Two intreractive exhibits bring the gold rush to life. On a day when the price of gold was $2,360.60 per ounce, we stood on a scale that calculated our worth in gold (nearly $5 million for me and $3 million for Charlie — you do the math). Then we spun the “strike it rich wheel of fortune” to see whether we would have been successful stampeders.
Some 100,000 people embarked for the Klondike, 40,000 reached it, 20,000 worked claims or prospected, just 300 made more than $15,000 in gold, and only 50 kept their wealth for any length of time. Still, most said the gold rush was the most rewarding experience of their lives.
Our spins didn’t yield riches, but undaunted we boarded our ship the next day and sailed north on a modern-day gold rush journey.

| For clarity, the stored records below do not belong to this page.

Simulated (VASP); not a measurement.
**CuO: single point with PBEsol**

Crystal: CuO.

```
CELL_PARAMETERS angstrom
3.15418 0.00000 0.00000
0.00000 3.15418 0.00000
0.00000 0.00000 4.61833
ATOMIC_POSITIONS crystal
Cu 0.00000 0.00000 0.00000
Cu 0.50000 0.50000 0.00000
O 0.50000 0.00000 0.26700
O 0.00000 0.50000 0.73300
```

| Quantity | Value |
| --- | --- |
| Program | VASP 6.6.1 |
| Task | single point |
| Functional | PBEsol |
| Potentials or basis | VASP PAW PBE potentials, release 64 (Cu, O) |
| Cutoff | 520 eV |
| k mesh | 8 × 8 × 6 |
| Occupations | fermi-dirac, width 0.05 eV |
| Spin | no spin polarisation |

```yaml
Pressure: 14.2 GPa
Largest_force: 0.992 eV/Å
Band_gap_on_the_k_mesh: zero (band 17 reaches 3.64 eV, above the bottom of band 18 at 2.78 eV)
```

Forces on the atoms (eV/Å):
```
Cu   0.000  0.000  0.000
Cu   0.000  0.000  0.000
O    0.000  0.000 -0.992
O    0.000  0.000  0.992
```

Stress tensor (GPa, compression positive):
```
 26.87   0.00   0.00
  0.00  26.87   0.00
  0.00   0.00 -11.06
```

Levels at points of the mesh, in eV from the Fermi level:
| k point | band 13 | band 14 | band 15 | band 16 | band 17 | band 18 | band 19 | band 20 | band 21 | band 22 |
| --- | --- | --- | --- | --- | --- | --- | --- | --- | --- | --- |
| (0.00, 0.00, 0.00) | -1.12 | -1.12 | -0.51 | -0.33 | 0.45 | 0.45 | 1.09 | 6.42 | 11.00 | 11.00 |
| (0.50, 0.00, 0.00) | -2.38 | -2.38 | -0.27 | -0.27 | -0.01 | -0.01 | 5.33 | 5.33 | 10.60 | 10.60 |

Once outfitted, stampeders had to transport themselves and their gear 1,600 miles to the Klondike. A few took ocean-going steamers to northern Alaska, then traveled south to the Yukon on river boats, but this easy “all-water route” was expensive.
Most people took steamers up the Inside Passage to either Skagway or nearby Dyea in Alaska, crossed the Coast Range on foot to Lake Bennett in British Columbia, then built makeshift boats to take the Yukon River to Dawson City.
Which brings us back to our day in Skagway. With about 13 hours to play with while the Discovery Princess was docked, we had time to experience both the Chilkoot National Historic Trail out of Dyea (now a ghost town) and the White Pass Trail out of Skagway (population 1,179).
“There ain’t no choice. One’s hell. The other’s damnation.” I must have heard that colorful quote half a dozen times. It comes from The Trail Led North: Mont Hawthorne’s Story and is actually the American adventurer quoting an “old fellow” who had hiked both trails and favored neither. The 33-mile Chilkoot was the “shorter but steeper” trail. The 45-mile White Pass was a “lower and longer” option but often muddy and treacherous.
The Chilkoot Trail began as a Tlingit trade route, killed dozens in avalanches, and evolved into a bucket list backcountry hike. Billed as “the world’s longest outdoor museum,” it is apparently scattered with rusted debris from the gold rush era. We didn’t hike far enough to see any of that, though.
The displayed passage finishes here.